I am running JCuda on a 64 bit machine using Nividia 4.1. I;,m
As some members have noticed that cuInit() on the JCudaDriver never works. Hence the JCudaDriver is broken. It looks like that cuInit expects that it is the first thing running. However in JCuda the Java JVM, virtual machine is the first thing running. Hence cuInit() breaks. Usually with Out of Memory or Invaild command.
The work around is to call cuInit() before calling and bringing up the JVM. The easisest way to do this:
Compile up a shared library with the Nividia cuInit() call only.
In general, my possibilities for testing on Linux and MacOS are rather limited. At the moment, I can mainly test on Windows (I’ll probably set up my next PC for dual boot, so that I can at least cover Linux…)
So I’m always interested in feedback about other OSes. But in this case, I’m not sure what you are referring to. All the examples from the website start the CUDA interation with calling ‘cuInit’, and I have not yet heard about general problems with this method - and not of the necessity to create an own JNI library. Can you further elaborate which errors you have encountered? Did they also occur when running the samples?
I think I have the same error as Sheldon Fu which I have attached below. This may not be a jCuda bug.
From the Nivida Forum web site I have attached the issue and the page. I think it probally is not a JCuda Bug, and looks like a Nivida cuInit() code bug.
What I posted was a temp fix which worked for me to get around the bug.
I am on Umbutu Linux x86_64, Nivida 4.1 software. Cuda Toolkit 4.1.21_linux_64_unbutu.04, JCuda_All_0.4.1-src.zip which I compiled up to run.
Upon further investigation I found out that cuInit() driver API will fail too under JNI, with error code 1 (invalid value). cuDriverGetVersion works and return 4010. cuInit failure apparently is the reason why all the CUDA runtime functions fail.
I had a look at what libcuda.so has dependency on and it seems that it uses quite a few pthread functions and probably tries to enumerate the current threads of the host process when cuInit is called. That would explain why there is a difference between when cuInit is called straight from a native application and when it is called from JNI – the JVM has already created 28 threads at the time cuInit is called from JNI. If cuInit tries to enumerate the current threads and do something with them, there could be a chance that the particular way RHEL6/JVM creates these threads will gets in the way of cuInit().
With that assumption in mind, I devised a test workaround by writing a native program which calls cuInit first then create the JVM through JNI invocation interface to load and run our Java app with CUDA-based native methods. Unsurprisingly that works.
Sorry, the example where you need cuInit() is where you want to load your own CUDA Kernel using jcuda.driver.JCudaDriver. The example on the JCuda Website is the VectorAdd example called JCudaDriverSample.java. In that code there is a cuInit(0) call in Java which calls the cuInit() in the C code.
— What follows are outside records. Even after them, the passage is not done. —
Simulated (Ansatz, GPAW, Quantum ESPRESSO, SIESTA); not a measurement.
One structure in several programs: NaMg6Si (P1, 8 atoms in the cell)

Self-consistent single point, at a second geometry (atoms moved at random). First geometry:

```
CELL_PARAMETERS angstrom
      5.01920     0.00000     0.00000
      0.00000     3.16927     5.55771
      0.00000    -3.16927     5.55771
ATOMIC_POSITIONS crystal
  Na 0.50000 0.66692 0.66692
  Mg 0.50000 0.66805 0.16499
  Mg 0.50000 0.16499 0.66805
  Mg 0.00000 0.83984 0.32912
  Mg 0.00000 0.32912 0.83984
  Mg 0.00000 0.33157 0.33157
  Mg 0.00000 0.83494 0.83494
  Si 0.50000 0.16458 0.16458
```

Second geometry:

OK… I find it surprising that this problem has not been reported until now. Although it seems to be specific for Linux. As I mentioned, I’m not so familiar with Linux and can not really test the libs there, but assume that the contributor who regularly provides the Linux binaries will run the samples as basic tests as well…
I did not completely understand what the problem is, I’ll have to read the thread that you linked more throughoutly. But … I assume that it can not be solved by the trick that is described on http://code.google.com/p/javacl/wiki/TroubleShootingJavaCLOnLinux , can it?